A film that deserves, demands, insists to be seen.

With Rajab’s real voice playing opposite actors — Ben Hania obtained 70 minutes of audio — emotions run high almost immediately. The nightmare only mounts as it becomes clear she is trapped in her car surrounded by the bodies of her family, the only survivor of an unprovoked attack. At times, it plays like a real-life horror film; at others, it is a tense thriller, as the team sweatily and impatiently attempt to find a safe path for an ambulance, negotiating a route with the Israeli army via various complex intermediaries.

There are occasional filmmaking choices that you could question: one scene, which blends real-life videos of the operators with the events being dramatised, draws a little too much attention to the recreation, rather than the story. Tonally, the filmmakers also — quite reasonably — feel that nuance is not a tool required for this story. It is not quiet or subtle. The sheer emotional toil of watching such a drama requires a lot. Not everyone will have the constitution.
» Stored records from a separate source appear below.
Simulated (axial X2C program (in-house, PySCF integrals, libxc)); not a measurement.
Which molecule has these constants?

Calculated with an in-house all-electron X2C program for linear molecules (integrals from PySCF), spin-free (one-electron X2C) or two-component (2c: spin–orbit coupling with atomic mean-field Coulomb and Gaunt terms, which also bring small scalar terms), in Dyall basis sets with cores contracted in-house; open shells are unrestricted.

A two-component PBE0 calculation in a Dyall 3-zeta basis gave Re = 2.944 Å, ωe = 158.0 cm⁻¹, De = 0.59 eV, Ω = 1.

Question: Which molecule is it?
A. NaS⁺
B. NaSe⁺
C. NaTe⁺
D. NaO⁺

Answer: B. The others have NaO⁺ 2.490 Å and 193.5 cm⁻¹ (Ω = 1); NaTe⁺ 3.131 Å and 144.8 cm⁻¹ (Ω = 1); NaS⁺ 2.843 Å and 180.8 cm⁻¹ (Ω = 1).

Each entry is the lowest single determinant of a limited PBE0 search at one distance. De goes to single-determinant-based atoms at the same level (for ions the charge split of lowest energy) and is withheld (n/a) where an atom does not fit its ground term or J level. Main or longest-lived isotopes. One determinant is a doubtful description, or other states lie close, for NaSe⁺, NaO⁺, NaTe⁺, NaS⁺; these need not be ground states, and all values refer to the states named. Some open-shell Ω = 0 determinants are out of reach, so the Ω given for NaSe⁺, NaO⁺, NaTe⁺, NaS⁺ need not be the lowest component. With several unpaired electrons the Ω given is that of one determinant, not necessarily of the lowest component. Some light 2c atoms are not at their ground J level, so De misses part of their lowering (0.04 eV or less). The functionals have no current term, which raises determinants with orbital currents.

But this is a film that deserves, demands, insists to be seen. It plays as an important historical document of what a UN commission has called a genocide, a testament to what happened to thousands of innocent children, and a challenge to us all. Hind Rajab had a voice. Are we willing to listen to it?

About as powerful as cinema gets. Its hybrid blend of documentary audio and devastating dramatisation is heart-wrenchingly, shatteringly effective.